After we purchased the Big Green Combine, I started reading the John Deere         Furrow magazine that we had been receiving. This month’s issue had five young women on the cover titled “Sisters Take Charge”. I thought it looked interesting. It turned out to be a wonderful story about five sisters who live on a farm in Canada. They lost their parents in a plane accident one summer. In spite of such a devastating blow to the family, the ladies brought the harvest in that fall and continue to run the farming operation.
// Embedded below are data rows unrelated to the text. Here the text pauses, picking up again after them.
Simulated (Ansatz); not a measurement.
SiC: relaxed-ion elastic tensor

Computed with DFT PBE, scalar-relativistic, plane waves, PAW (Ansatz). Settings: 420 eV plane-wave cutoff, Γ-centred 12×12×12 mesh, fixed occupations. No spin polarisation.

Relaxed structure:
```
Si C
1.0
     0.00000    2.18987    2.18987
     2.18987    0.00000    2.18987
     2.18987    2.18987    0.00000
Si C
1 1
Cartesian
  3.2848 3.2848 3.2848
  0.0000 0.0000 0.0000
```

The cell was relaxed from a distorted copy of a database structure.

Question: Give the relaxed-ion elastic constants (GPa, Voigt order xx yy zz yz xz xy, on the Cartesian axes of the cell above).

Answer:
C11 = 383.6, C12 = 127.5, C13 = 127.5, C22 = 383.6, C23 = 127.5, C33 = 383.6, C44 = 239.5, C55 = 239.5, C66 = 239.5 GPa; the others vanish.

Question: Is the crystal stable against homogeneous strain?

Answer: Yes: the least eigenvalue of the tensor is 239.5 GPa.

This got me to thinking about our own situation. If something happened  to William and I, would the three kids be able to carry on with the farming and raising cattle. The answer would be No. Our oldest is 15. At their ages they do not have the abilities nor the experience that would be needed to continue farming without us. The article brought it to our attention how imperative it is for William and I to be intentional with raising our farm kids.

What is important ?

Responsibility

Our kids have grown up knowing that work needs to be done and animals are dependent on us for survival. Some of the lessons have been difficult to learn.  Others need to be repeated and repeated. On this farm we all have jobs we are responsible for. If something isn’t done or done half-ass, another person will have to make up for the work. This is simply not acceptable. As a parent I think instilling personal responsibility in my children is paramount to anything else I will teach.

Education

As I think of all the details that it takes to run a grain and livestock operation, it is daunting. Thankfully they don’t have to learn everything overnight. It will take years. I think they will learn the most by actually doing it hands on. Setting the planter and combine, building fence, keeping records, pulling calves, the list goes on. The age-old way of doing these things along side of us, they will learn exponentially faster than in a book. We also take them to specialized classes such as artificial insemination school and crop scouting programs. In their school work I have added reproductive physiology and agronomy. But mostly they need to know that their farming education is never ending. Though farmers may think it,  they can’t know it all. New technology is coming at us like a freight train. It takes understanding your farm operation to know which information is important to keep up on and which to ignore.

We are parents who want to have the peace of mind that we have made every effort to prepare our farm kids to take the operation over.